Motivation
In my home environment where I use NFS to store JupyterLab notebooks, I measured the performance when the NFS server is a RaspberryPi or HP Z240, and found that in the learning loop (state in which epochs are stacked), there is no significant difference whether the NB is stored on an NFS server or locally. I found that there was no significant difference between NBs stored on an NFS server or locally.
Therefore, I have challenged to speed up the learning process, and I summarize the progress/results here.
Information Sources
- PyTorchでの学習・推論を高速化するコツ集 I tried three of them in this article.
Environment
In the following system configuration diagram, JupyterLab is running on saisei and the NoteBooks stored on europe are NFS mounted.
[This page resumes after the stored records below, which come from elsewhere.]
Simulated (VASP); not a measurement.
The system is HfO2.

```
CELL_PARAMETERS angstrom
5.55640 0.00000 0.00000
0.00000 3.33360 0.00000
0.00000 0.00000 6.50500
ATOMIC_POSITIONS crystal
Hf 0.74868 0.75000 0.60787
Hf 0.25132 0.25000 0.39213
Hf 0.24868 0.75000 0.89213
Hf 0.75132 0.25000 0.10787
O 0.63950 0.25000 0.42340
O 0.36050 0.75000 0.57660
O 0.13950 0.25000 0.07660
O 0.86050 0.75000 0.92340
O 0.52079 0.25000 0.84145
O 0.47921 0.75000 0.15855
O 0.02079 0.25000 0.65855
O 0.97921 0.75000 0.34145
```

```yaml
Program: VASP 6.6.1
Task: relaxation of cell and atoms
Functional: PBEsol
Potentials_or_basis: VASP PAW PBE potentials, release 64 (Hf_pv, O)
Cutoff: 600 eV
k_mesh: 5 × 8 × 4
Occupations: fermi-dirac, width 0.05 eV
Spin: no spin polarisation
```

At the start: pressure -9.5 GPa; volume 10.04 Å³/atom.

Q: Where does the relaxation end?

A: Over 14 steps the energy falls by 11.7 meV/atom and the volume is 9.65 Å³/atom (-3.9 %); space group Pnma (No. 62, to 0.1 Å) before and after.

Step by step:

The original program before the speed-up was a program for galaxy shape classification using the vgg16 model presented in this article. The learning rate was set at $lr=0.00001$.
Efforts to increase speed
num_workers
Added “num_workers=2” parameter when creating DataLoader.
# DataLoaderを作成
batch_size = 32
train_loader = DataLoader(train_dataset, batch_size=batch_size, shuffle=True, num_workers=2)
valid_loader = DataLoader(valid_dataset, batch_size=batch_size, shuffle=True, num_workers=2)
pin_memory
Also, add “pin_memory=True” to the parameter for creating DataLoader.
# DataLoaderを作成
batch_size = 32
train_loader = DataLoader(train_dataset, batch_size=batch_size, shuffle=True, num_workers=2, pin_memory=True)
valid_loader = DataLoader(valid_dataset, batch_size=batch_size, shuffle=True, num_workers=2, pin_memory=True)
Introducing AMP (Automatic Mixed Precision)
In the learning and inference loop (1epoch loop), AMP was used and modified as follows.
Learning loop
def train_epoch(model, optimizer, criterion, dataloader, device):
train_loss = 0
train_acc = 0
model.train()
scaler = torch.cuda.amp.GradScaler() # add for amp
for i, (images, labels) in enumerate(dataloader):
images, labels = images.to(device), labels.to(device)
optimizer.zero_grad()
with torch.cuda.amp.autocast(): # add for amp
outputs = model(images)
loss = criterion(outputs, labels)
scaler.scale(loss).backward() # add for amp
scaler.step(optimizer) # add for amp
scaler.update() # add for amp
# loss.backward()
# optimizer.step()
train_loss += loss.item()
train_acc += cal_acc(outputs, labels).item()
train_loss = train_loss / len(dataloader.dataset)
train_acc = train_acc / len(dataloader.dataset)
return train_loss, train_acc
Inference loop
def inference(model, optimizer, criterion, dataloader, device):
model.eval()
valid_loss=0
valid_acc = 0
scaler = torch.cuda.amp.GradScaler() # add for amp
with torch.no_grad():
for i, (images, labels) in enumerate(dataloader):
images, labels = images.to(device), labels.to(device)
with torch.cuda.amp.autocast(): # add for amp
outputs = model(images)
loss = criterion(outputs, labels)
valid_loss += loss.item()
valid_acc += cal_acc(outputs, labels).item()
valid_loss = valid_loss / len(dataloader.dataset)
valid_acc = valid_acc / len(dataloader.dataset)
return valid_loss, valid_acc
Result
The following table shows the results of the run on jupiter (GPU: RTX A4000).
Change factor (cumulative) | Execution time (sec) | Run-time ratio |
---|---|---|
original | 3,342 | 1.0 |
+num_worker | 3,198 | 0.96 |
+num_worker+pin_memory | 3,073 | 0.92 |
+num_worker+pin_memory+AMP | 2,163 | 0.65 |
AMP (Automatic Mixed Precision) is a very effective result.
The results of the same conditions, run on saisei (GPU: TITAN V), are as follows.
Change factor (cumulative) | Execution time (sec) | Run-time ratio |
---|---|---|
オリジナル | 2,670 | 1.0 |
+num_worker | 2,440 | 0.91 |
+num_worker+pin_memory | 2,339 | 0.88 |
+num_worker+pin_memory+AMP | 1,558 | 0.58 |
Likewise, AMP is highly effective.
From now on, I will use the above three faster versions as standard.